While I hate (I mean really fucking hate, will-cross-you-off-my-decent-human-list hate) being told that’s there’s anything I simply have to read… you have to read this book. And you have to read it now. If you are even vaguely in, around, near, tangent to, or participating in the eternally brewing celebration/maelstrom/shitstorm that is the Lovecraftian community, this book will make you laugh like hell, but mark my words: for all that it’s a good book, the roman a clef aspects of it have a shelf date. Yes, they will still be funny in five years, but people will fade from the scene, eventually Facebook will vanish, the archives of Usenet will disappear, and so on. While bits and pieces of that which is being mocked here will remain, you won’t be able to click twice and find a two-month-old fight on the web between characters in the book.

Which brings me to the point that this book is hilarious not only because it’s funny, but because the fanfic is already out there in the form of crazed screeds and ridiculous Twitter spats. The I Am Providence reading experience, if you are not yet acquainted with the principles and their conflicts, can continue through days and weeks of voyeuristic Googling. Get it while the getting is not merely good, but actually uproarious.

Some reviewers have taken this book to task for being too hard on geeks, and that’s simply not true. This book is kind of like reading the mean girls’ secret yearbook notes, true, but it’s only so mean, and it’s certainly no worse than anything you can find said by most of the principles in this book.  One reviewer described it as “loving,” and I think that’s actually not far off the mark, given how much nastier this book could be. The Fangoria review is much better, and worth a look. Now… I say all this not having seen myself in the book. I imagine that some people out there are decidedly not amused, and are stopped from bringing the lawsuits they have already contemplated primarily by the embarrassment that would be necessitated by having to prove in court that they have been unfairly slandered. And are not, in fact,  as loco, snooty, self-important, racist, sexist, megalomaniacal, deluded, or fundamentally creepy as they are portrayed in the book.

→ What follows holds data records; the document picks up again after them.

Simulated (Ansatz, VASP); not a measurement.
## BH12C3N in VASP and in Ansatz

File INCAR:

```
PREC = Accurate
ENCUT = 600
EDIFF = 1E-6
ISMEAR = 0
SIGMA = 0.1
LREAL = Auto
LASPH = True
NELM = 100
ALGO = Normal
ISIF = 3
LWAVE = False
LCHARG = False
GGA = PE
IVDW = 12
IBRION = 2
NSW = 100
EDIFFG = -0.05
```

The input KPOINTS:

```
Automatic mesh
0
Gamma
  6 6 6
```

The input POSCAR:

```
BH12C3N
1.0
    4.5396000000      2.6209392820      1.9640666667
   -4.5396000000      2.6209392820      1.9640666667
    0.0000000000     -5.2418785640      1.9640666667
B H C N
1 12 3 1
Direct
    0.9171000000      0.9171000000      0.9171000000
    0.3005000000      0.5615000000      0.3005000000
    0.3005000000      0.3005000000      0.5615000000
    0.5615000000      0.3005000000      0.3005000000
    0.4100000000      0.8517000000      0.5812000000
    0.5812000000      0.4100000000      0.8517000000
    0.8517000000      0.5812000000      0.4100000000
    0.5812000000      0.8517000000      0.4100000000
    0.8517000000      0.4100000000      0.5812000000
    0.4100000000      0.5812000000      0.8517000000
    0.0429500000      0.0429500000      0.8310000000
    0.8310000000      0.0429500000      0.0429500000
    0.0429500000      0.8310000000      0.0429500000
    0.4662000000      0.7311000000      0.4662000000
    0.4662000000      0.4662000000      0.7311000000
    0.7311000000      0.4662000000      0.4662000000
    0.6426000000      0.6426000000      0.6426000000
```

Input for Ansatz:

The one negative review I’ve read that makes sense to me is the one review I’ve seen that names some names. I disagree about the overall quality of the book, but there is some truth to the charge that, well, it’s not piercing enough. Many of the recognizables in this book are utterly, entirely ripe for skewering and petard-hoisting, and really they don’t come off all that badly. The same could perhaps also be said for the protagonst, Colleen Danzig, and the saner characters, all of whom get off easy… though I have seen none of them engaged in the displays of mouth-frothing, poo-smearing social maladaptation that lend this book its side-splitting humor.

Thing is? I don’t know when this novel was submitted for publication, but Yog-Sothoth knows the last two years have been full of tempests, including people in every sociopolitical corner of Lovecraftville behaving in crazed and (dare I say it) at times deplorable ways. There have been Lovecraftian dust-ups before and there will be Lovecraftian dust-ups again, but I cannot remember events as public as the recent year or so’s brouhahas that have made it to the mainstream media. And, of course, if you read this book and find yourself wondering why the man who wrote Insults Every Man Should Know did not write an even meaner book, remember that he of necessity bears some love for things Lovecraftian. However well we think of ourselves, however dramatically we may roll our eyes, we can all catch a glimpse of Asparagus Head if we look in the mirror on the right day.

Now go buy I Am Providence.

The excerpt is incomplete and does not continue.